Kerr effect induced by exchange interaction of electrons separated by a tunnel barrier in a double quantum well

TL;DR

This paper presents a theoretical model explaining the Kerr effect induced by electron exchange in a double quantum well structure, supported by experimental data, and estimates the interwell electron exchange constant.

Contribution

The study develops a theoretical model of the spin Kerr effect considering interwell electron exchange, validated by experiments on CdTe quantum wells.

Findings

The model accurately describes experimental Kerr effect results.

Estimated interwell electron exchange constant as approximately 0.9×10^{-15} eV·cm^2.

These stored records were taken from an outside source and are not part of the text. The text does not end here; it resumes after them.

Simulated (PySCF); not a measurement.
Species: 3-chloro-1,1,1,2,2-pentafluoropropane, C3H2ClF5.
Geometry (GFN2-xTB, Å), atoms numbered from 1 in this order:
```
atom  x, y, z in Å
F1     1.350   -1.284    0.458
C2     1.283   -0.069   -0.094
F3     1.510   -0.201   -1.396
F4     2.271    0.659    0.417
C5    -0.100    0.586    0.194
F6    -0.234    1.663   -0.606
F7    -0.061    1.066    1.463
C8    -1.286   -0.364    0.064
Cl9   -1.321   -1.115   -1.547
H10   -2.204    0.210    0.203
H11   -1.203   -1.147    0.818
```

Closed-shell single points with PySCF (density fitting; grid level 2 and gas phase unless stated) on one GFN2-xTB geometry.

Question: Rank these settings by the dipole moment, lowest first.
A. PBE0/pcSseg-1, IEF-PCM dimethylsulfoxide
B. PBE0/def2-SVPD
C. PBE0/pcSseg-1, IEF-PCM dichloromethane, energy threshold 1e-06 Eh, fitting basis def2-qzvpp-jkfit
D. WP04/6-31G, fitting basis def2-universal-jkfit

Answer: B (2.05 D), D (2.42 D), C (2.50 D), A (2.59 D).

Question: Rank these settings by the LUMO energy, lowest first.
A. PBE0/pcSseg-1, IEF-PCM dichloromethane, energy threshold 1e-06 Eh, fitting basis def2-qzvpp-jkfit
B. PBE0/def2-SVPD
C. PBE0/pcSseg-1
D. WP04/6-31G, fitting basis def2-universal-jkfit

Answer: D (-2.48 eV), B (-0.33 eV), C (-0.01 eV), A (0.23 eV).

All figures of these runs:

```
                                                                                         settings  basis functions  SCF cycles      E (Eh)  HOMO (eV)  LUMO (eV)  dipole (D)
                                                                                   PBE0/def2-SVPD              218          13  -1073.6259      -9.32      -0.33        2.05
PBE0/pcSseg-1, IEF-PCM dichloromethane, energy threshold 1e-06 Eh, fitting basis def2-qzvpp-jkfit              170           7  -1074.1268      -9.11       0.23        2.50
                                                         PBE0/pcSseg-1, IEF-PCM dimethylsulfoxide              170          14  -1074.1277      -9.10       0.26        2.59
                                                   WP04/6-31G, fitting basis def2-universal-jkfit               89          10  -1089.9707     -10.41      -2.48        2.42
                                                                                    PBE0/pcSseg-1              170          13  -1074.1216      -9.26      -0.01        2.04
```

Demonstrated electron exchange influences spin dynamics in coupled quantum wells.

Abstract

In a structure with two tunnel-coupled quantum wells of different widths, the spin dynamics resulting from resonant pulsed optical pumping of the narrow-well exciton includes the wide-well electron magnetization dynamics. Our analysis shows that the effect is driven by electron exchange between narrow-well excitons and spin-polarized electrons in the wide well. A theoretical model of the spin Kerr effect has been developed accounting for the interwell electron spin exchange. In the studied double-well structure with CdTe and Cd$_{0.98}$Mn$_{0.02}$Te quantum wells and a well-separating barrier thickness of 5 monolayers (1.6 nm), the model accurately describes the experimental results and allows us to estimate the interwell electron exchange constant as $\delta_{e} \approx 0.9\times10^{-15}~\textrm{eV}~\textrm{cm}^{2}$.